A pair of British fighter planes appear to have almost collided during a training exercise over eastern England, according to a spine-tingling photo captured by an amateur photographer.
The two Royal Air Force pilots were reportedly practicing “dogfighting”— or a close-range battle — in their Eurofighter Typhoons when the encounter happened, according to The Telegraph.
That’s when Anthony Helcoop, an amateur photographer, took a picture that seemed to show the nose of one of the fighters nearly smashing into the tail of the other.
“Just before 5 p.m. on Thursday, I snapped these two Typhoons and thought, ‘Wow, that seemed very close,’” Helcoop told the Daily Mail.
“You see them doing all sorts of maneuvers, but this one seemed quite close for comfort,” he continued. “They did appear to get very near on this occasion.”

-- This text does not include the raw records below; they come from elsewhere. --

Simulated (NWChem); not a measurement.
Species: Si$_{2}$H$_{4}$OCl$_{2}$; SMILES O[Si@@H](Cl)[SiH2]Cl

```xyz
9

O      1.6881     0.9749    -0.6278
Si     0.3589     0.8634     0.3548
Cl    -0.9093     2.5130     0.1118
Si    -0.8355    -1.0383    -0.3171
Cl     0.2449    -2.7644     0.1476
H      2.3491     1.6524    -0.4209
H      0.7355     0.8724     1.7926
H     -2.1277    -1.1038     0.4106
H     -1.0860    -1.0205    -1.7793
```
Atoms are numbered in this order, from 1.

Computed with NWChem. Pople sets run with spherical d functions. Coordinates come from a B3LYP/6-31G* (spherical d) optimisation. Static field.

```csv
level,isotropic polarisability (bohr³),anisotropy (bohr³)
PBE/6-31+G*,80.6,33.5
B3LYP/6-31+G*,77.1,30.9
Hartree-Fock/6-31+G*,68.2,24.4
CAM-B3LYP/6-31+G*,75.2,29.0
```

Ministry of Defense sources told The Telegraph that the picture is likely an optical illusion caused by the angle of the Helcoop’s camera.
“If this is genuine, I suspect this may be just the angle we are looking at it,” the source told the news outlet.
“Likewise, they would have been fighting against each other, so ‘a near miss’ would not be how anyone would describe such activity, as they would be looking at each other and know where the other aircraft was and what they were doing,” the source said, adding that there is a strict 1,000-foot bubble enforced during such drills.
Helcoop said he couldn’t tell the distance between the planes from the ground — but from his perspective, “they certainly looked in close proximity.”
A collision would have been catastrophic — the jets were more than three miles in the air during the maneuvers, the Telegraph said.
The photo hobbyist said he often sees fighters training over West Pinchbeck, Lincolnshire, which is about two-and-a-half hours north of London.
“I love watching the pilots from RAF Coningsby practice combat maneuvers,” he said. “I spend a lot of time taking photos of aircraft over West Pinchbeck.”
“They are Top Guns,” he continued. “Makes you feel secure that these pilots are protecting our skies.”